MINNEAPOLIS (WCCO) — Wiping back tears and fighting off emotions, Zaidan Wazwaz has a tough time talking about a friend’s sudden loss.
“Lovely, sweet, bubbly, you name it,” Wazwaz said, as he recalls the little girl he and his wife would care for.
Three-year-old Narjes Al-Ahmad was killed in a one-vehicle accident in Coon Rapids on Wednesday afternoon when the car her mother was driving went off the road and rolled into the ditch.
Wazwaz and his family are close friends of the child’s mother and would often have them over to their Coon Rapids home.
“Losing a child is not easy, especially since this child was adorable, active, fun … she is adorable,” he said.
The 3-year-old girl was in the back seat of her mother’s car, when it left an exit ramp at Highway 10 and Foley Boulevard in Coon Rapids around 3:30 p.m. on Wednesday.
Twenty-nine-year-old Zaman Eltaji and her cousin, Alla Abuhamad, 20, were heading out to look for apartments when the accident happened.
According to State Patrol investigators, Al-Ahmad was ejected from her child safety seat and died at the scene. Her mother and the other passenger were buckled in and survived the crash with minor injuries.

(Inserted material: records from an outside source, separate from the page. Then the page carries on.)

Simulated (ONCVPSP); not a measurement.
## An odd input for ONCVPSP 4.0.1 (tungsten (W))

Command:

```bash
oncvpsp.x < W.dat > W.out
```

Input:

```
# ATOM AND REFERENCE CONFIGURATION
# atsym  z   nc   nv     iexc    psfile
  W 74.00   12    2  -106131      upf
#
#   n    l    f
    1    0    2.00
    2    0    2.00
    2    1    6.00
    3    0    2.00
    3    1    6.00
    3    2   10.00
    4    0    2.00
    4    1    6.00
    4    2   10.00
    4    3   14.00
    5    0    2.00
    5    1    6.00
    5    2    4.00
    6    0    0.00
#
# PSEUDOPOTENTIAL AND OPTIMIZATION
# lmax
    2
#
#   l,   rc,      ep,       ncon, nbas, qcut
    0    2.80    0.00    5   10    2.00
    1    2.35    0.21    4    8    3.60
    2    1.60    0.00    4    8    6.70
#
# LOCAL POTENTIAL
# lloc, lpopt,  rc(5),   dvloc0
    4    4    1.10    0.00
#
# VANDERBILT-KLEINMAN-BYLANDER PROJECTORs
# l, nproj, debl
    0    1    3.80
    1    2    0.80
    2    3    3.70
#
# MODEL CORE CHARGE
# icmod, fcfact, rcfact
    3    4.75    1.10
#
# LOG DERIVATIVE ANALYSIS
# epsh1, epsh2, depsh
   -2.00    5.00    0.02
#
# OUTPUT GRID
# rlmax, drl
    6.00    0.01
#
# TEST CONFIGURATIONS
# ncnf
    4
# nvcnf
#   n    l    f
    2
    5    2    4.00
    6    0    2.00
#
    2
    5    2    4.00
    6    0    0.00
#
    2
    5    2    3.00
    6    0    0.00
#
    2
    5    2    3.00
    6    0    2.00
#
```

“That particular seat was a five-point harness seat, and by all indications it was not secured or used properly,” said Lt. Eric Roeske, of the State Patrol.
Wazwaz said he is certain the child’s mother would always buckle her kids in. They would often drive the woman and her kids around on errands.
Eltaji came to Minnesota from Iraq where her husband is still waiting for a travel visa. She only received her driver’s license last month.
It’s unclear if the restraint somehow came undone, the straps were too loose, or a buckle wasn’t securely snapped. In any case, it’s a sad reminder to all parents.
Much like the video on Wazwaz’s cell phone of a little girl enjoying playtime at the mall of America, the reminder of a precious and fragile life that is suddenly gone.
“All in the hands of god,” Wazwaz said.
Roeske said the child would’ve likely survived had she been properly restrained.
“I guess the bottom line is, if a child is in the seat (he or she) is supposed to be in, and it’s used properly, the child would not be ejected,” he said. “(The seats) are holding a child in five different places versus a regular seatbelt.”
He added that a properly used child seat is the safest seat in a vehicle.
Roeske said the investigation into the crash will likely take weeks, and once completed, information will be passed along to the Anoka County Attorney.